Let's Get Dirty | All Blogs


Does composting always translate into tacky?

By Penny Stine

My mom’s been gardening a lot longer than me and has taught me several tricks over the years. She’s also been composting for years and uses a gallon-milk jug as a temporary container for kitchen scraps. Before I began composting I used to see the milk jug brimming with potato peels, egg shells and cantaloupe seeds and thought it looked tacky in Mom’s always-spotless kitchen.

So when I first started composting kitchen scraps I tried to take them out to my compost bin immediately. That worked until the snow was a foot deep in my garden. Then I got out a milk jug, cut off the top and started my own recycling program, just like mom. It looks tacky, but I don’t have any better ideas.

Does anyone have a better solution? I try to compost everything from coffee grounds in the morning to vegetable peels and melon rinds later in the day.

My compost bin is in the middle of the garden, in a shady area that wasn’t good for growing anything. Although it’s in the front yard, no one ever notices it because it’s sandwiched by a tree and a vine-covered fence, so I’m not crossing into tacky territory too badly by having it almost visible from the street.

However, I bought this compost bin online a few years ago before local stores started carrying anything, and haven’t been real pleased with it.

The idea is that you put kitchen and yard waste in the top, let nature do its thing and have lovely compost in a few months, which you can access from the doors in the bottom.
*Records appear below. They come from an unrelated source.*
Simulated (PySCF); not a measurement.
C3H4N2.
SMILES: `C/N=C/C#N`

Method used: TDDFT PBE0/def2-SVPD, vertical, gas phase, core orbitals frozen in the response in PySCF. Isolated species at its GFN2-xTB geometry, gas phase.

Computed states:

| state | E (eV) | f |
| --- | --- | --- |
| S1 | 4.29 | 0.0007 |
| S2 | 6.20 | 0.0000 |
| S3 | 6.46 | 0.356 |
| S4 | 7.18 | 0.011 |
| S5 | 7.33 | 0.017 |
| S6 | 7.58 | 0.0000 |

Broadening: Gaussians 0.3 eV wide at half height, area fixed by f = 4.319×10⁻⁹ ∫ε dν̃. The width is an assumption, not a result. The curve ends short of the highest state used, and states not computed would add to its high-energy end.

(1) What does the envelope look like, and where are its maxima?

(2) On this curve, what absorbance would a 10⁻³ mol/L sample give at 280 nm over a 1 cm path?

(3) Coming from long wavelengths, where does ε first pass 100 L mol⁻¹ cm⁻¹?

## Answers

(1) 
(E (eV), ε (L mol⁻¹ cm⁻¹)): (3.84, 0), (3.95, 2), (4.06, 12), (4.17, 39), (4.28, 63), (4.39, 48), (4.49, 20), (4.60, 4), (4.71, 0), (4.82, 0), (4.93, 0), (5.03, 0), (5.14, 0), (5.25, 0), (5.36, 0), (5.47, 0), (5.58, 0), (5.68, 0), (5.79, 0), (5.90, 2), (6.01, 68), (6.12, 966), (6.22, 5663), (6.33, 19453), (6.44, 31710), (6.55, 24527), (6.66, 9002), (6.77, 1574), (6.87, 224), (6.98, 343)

The problem is that the bin is about four feet tall - too tall to get in and turn the compost, so waste doesn’t break down like it should. It also gets stuck in the middle of the bin, so the bin seems full from the top, but has a void at the bottom.

My solution is to push it down from the top and wrestle it out through the bottom doors with a pitchfork and throw it on a compost heap next to the bin and let it finish decomposing, where it looks slightly tacky, but is hidden by both the tree and the actual compost bin.

Little did I know my compost pile would sprout.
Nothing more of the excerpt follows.